Price alone does not determine the quantity of a good or service that people consume.
Coffee consumption, for example, will be affected by such variables as income and population. Preferences also play a role. We also expect other prices to affect coffee consumption. People often eat doughnuts or bagels with their coffee, so a reduction in the price of doughnuts or bagels might induce people to drink more coffee. An alternative to coffee is tea, so a reduction in the price of tea might result in the consumption of more tea and less coffee. Thus, a change in any one of the variables held constant in constructing a demand schedule will change the quantities demanded at each price. The result will be a shift in the entire demand curve rather than a movement along the demand curve. A shift in a demand curve is called a change in demand.

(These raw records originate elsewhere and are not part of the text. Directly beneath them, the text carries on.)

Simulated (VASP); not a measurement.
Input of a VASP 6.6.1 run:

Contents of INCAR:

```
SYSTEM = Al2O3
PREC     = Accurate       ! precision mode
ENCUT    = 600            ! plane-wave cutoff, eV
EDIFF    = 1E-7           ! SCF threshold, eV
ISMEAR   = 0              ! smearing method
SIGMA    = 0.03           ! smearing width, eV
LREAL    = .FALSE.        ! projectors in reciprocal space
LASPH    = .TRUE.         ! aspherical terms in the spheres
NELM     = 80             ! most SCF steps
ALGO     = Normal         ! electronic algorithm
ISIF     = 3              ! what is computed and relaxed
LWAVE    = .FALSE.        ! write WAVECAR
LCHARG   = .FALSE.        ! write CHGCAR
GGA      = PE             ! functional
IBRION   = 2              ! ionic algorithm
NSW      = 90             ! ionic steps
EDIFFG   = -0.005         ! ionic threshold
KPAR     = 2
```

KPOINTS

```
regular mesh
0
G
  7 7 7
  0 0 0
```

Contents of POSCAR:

Factors that change demand:
Prices of Related Goods and Services
In general, if a reduction in the price of one good increases the demand for another, the two goods are called complements. If a reduction in the price of one good reduces the demand for another, the two goods are called substitutes. These definitions hold in reverse as well: two goods are complements if an increase in the price of one reduces the demand for the other, and they are substitutes if an increase in the price of one increases the demand for the other. Doughnuts and coffee are complements; tea and coffee are substitutes.
Refer to Fig 3.2, when the price of tea, a substitute for coffee rises, more coffee is demanded at each price, as people substitute away from tea and consume more coffee. The result is a shift in demand from the original curve D1 to D2. The quantity of coffee demanded at a price of $6 per pound rises from 25 million pounds per month (point A) to 35 million pounds per month (point A′). Note, that a change in quantity demanded, ceteris paribus, refers to a movement along the demand curve, while a change in demand refers to a shift in the demand curve. A rightward shift of the demand curve is called an increase in demand.
Refer to Fig 3.3, when the price of tea, a substitute for coffee falls, less coffee is demanded at each price, as people substitute away from coffee because tea is relatively cheaper. The result is a shift in demand from the original curve D1 to D3. The quantity of coffee demanded at a price of $6 per pound falls from 25 million pounds per month (point A) to 15 million pounds per month (point A″). Note, again, that a change in quantity demanded, ceteris paribus, refers to a movement along the demand curve, while a change in demand refers to a shift in the demand curve. A leftward shift of the demand curve is called a decrease in demand.
As incomes rise, people increase their consumption of many goods and services, and as incomes fall, their consumption of these goods and services falls. An increase in income is likely to raise the demand for gasoline, ski trips, new cars, and jewellery. There are, however, goods and services for which consumption falls as income rises—and rises as income falls. As incomes rise, for example, people tend to consume more fresh fruit but less canned fruit.
A good for which demand increases when income increases is called a normal good. A good for which demand decreases when income increases is called an inferior good. An increase in income shifts the demand curve for fresh fruit (a normal good) to the right; it shifts the demand curve for canned fruit (an inferior good) to the left.
Changes in preferences of buyers can have important consequences for demand. An example is reduced demand for cigarettes caused by concern about the effect of smoking on health. A change in preferences that makes one good or service more popular will shift the demand curve to the right. A change that makes it less popular will shift the demand curve to the left.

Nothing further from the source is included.